One day at a time. Every day is a new day. Keep calm and carry on. Trying to keep that in mind. And: SCIENCE is AMAZING. I have no doubt that SCIENCE will get us out of this, however long it takes. In the mean time, I kinda enjoy grocery shopping once every two+ weeks, even if I look like I’m hoarding, and having so many local business models change to deliver crap to my porch. Now can we get these people some decent pay and benefits? Some heroes wear scrubs, some help me fix things when I mess up the self-checkout.
Word barf, but without the familiar guilt.
We have good days and bad days. Good days where I get up without feeling too depressed to move, get the kids going on school work, am productive on my work and make something good for dinner. On bad days I can’t sleep so I wake up late and pissed off. Then I feel so morose I can’t deal which usually lines up perfectly with teenage child being surly and tween child crying that she misses her friends and panicking and wanting me to say everything will be ok.
Usually that’s the day I’ll go on FB and some uber mom is posting shit about how good mom’s should be enjoying all this family time and kids will look back in wonder on these glorious days of togetherness. I want to sometimes go stand on the back porch and scream “fuck this shit!” at the top of my lungs but I’d scare the neighbors. But seriously, fuck this shit.
(Wait, can I curse in the comments? Oops sorry if I can’t)
I think it could be a good opportunity to talk about boundaries, maybe?! A good opportunity to talk about how your mom is family and you love her and so you owe her some care and you want to (fill in the blank) but that doesn’t mean you have to (fill in the second blank) especially when you need (fill in the third blank) and you’re allowed to have your own needs, you’re allowed to tend to your own needs.
Then you could say to them it’s like when I expect politeness from you even if you say no to wanting to watch a movie with me. It’s okay if you say no, but I need you to show me respect in doing so. Or it’s like how we spend lots of time separately each day but we do (whatever thing(s) you guys do) together. We give each other attention and respect, but we also attend to our own needs.
But it’s so tricky, isn’t it. I’ve had many a discussion with my monkeys where I’ve said “and that’s why I’m doing this” and I feel like I’ve been clear, and I’ve made my points. Then a few days later they’ll say “I don’t want to do this for the same reason as you did that” and I go er uh I didn’t mean it like that but I can’t see a clear way to explain it?!

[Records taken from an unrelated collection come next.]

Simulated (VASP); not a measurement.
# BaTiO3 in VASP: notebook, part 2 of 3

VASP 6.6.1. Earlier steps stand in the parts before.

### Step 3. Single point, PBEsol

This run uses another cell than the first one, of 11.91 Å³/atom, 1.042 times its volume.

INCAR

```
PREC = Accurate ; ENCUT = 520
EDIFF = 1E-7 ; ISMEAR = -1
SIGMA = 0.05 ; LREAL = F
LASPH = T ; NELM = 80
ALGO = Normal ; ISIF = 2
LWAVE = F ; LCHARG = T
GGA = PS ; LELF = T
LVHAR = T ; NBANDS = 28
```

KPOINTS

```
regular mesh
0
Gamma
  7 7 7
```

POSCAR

I’m working from home. The kids are all studying from home, and my husband’s working from home too. And ye gods it’s hard. I think I could cope with it better if we had, say, 2 hours every afternoon where I could take them to a park (or dump them at a park, ideally!) or could take them to a movie or something. But everyone’s ratty, everyone needs to be outside, everyone needs to socialise in person with people who are not family, and of course those are the things we can’t do.
PS – I should note I’m VERY aware of my privilege in being able to work from home.
And we have a treadmill for some indoors exercise, which is not as good as being able to go for a walk to a nearby park, mess around on the play equipment, have a couple snacks, walk back. But it’s far better than nothing. It could be very much worse.
Swimming in the sea of martyrdom right now. We are all on each other’s nerves. I’m teaching my mom how to use zoom so she can zoom with her friends. i’m tired of yelling at her not to go to the store especially when she gets to go during senior hours and scores my household toilet paper. Being locked up with husband is a much bigger challenge. We were in counseling before this and quarantine feels like a real make it or break it. So far we are doing well in the trenches but its only week three. I kind of yearn for the Don’t Leave the Goddamned House order so I can stop trying to take care of everything. And yes, I’m working form home and letting kids completely ignore schoolwork. At 10 and 14, they are teaching themselves better than any online portal could. We are fortunate but I am like a squirrel on crack with anxiety. And sleep? What is sleep? People still do that?